Sunday, April 3, 2011

Moments of Excruciating Rapture


It’s 2:58 a.m. on Saturday night (or, more accurately, Sunday morning), and I should be in bed. Everybody else in my family is—has been for hours—and though I’m always the last to succumb to sleep, I’m not often up this late. Tonight is special. I’m delighting, as Augustus McCrae would put it, in being a live human being on the earth.

This happens from time to time—most often when I’m writing, when I’m in the middle of a scene and the words are flowing well and I’m experiencing that rare intersection where purpose and pleasure come together. It happened recently when I was playing basketball. Bringing the ball in, looking at the players, I was overcome with how much fun I was having and how grateful I was to be having it. It also frequently happens when I’m alone late at night—sometimes praying and studying, other times reading, and often when I stumble upon a movie, especially one that is, I’m embarrassed to say, highly romantic, nostalgic, or sentimental—some recent flicks include It’s A Wonderful Life, Love Actually, Four Weddings and a Funeral, and Doc Hollywood.

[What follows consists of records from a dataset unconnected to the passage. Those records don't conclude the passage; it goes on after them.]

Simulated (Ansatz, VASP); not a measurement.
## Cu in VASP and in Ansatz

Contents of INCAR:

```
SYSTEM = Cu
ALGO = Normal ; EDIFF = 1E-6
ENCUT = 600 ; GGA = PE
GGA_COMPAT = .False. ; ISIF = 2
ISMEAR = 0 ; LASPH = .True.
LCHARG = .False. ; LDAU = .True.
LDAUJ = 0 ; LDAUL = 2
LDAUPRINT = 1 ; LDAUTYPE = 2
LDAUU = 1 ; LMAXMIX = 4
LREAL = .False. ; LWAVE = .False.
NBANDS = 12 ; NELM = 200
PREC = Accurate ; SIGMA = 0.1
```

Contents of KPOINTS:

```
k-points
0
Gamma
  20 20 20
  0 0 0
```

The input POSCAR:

Tonight, after unsuccessfully trying to go to sleep around 12:30 a.m., I got up started watching the latest Spielberg/Hanks collaboration, The Terminal, and I knew what I was getting into when I put it on. So I sat back and let myself be swept up into the shallow, feel-good, sentimentality of the movie—and guess what? I began to feel good. And, around 2:00 a.m., as I went to the kitchen for a snack, I had one of those moments—those moments when I’m so happy to be alive it hurts.

Here’s how it happens: Suddenly, serendipitously I become aware of the sheer joy of a particular moment and I pause to reflect on how fine a thing it is to be alive in that single moment of space and time. Often in moments like these I’m also overcome with a heart-breaking sadness because I’m more acutely aware that I will be dead soon and these moments will be over. I realize how precious a thing this one moment is, and how I will never get it back again, and how I only have a very limited number of them, and then I will have no more.

This feeling had already happened twice this weekend—as I laughed my way through Friday night with friends and as I spent my entire Saturday with my family, glancing in the rearview mirror at Meleah and Micah and realizing that in just a few short years they will have families of their own and that what we have now will be forever gone.

These quick reflections make me grateful for the moment, reminds me to revel in it as fully as possible, not to take it for granted, to realize how rare it is.

Ultimately, it’s all I have, these brief moments in space and time, these little glimpses of God, of heaven and eternity, and I experience them as overwhelming joy and unbearable loss all in the exact same moment.

These moments are exhilarating and excruciating at the same time because they are so precious and so fleeting. Soon, too soon, suddenly and before we know it, all our moments will be over, and we don’t know when. This realization reminds us just how choice and brief these moments are and makes them all the more momentous.

Many of us believe that we will have other moments in the next life, better moments (though it’s hard to imagine sometimes), but this is a matter of faith, of trust and hope. All we can know for certain is what we have now—this very moment. Someone once said that no love is ever lost, that they are all kept in the heart of God. I hope that’s true. I hope that I’ll get to relive these moments again and again in the timelessness of eternity.

I hope. I trust. I believe. But for now I relish with great joy and deep sadness this precious, present moment I’ve been given. Right here. Right now.

I need to go to bed now so I won’t be so tired when I wake up in the morning, but I’m really enjoying this moment, and I’ll never get it back again, and it’s possible that I won’t wake up tomorrow at all, so I better make the most of it. Right here. Right now. In this present, precious moment, that is . . . gone forever.

2 comments:

Karen said...

Thank you for reminding me to remember those moments, though absolutely ordinary, that stopped me in my tracks and let me acknowledge that I was truly present and perfectly happy. And for reminding me that those moments are always there if I take the time to notice.

Suz. said...

Moments like these are the ones that make the rest of life's everyday happenings worth looking at twice, to see if perhaps there is a moment within the happening - sweet as cake, sunshiny warm, and deliciously fabulous - that makes it worth savoring more.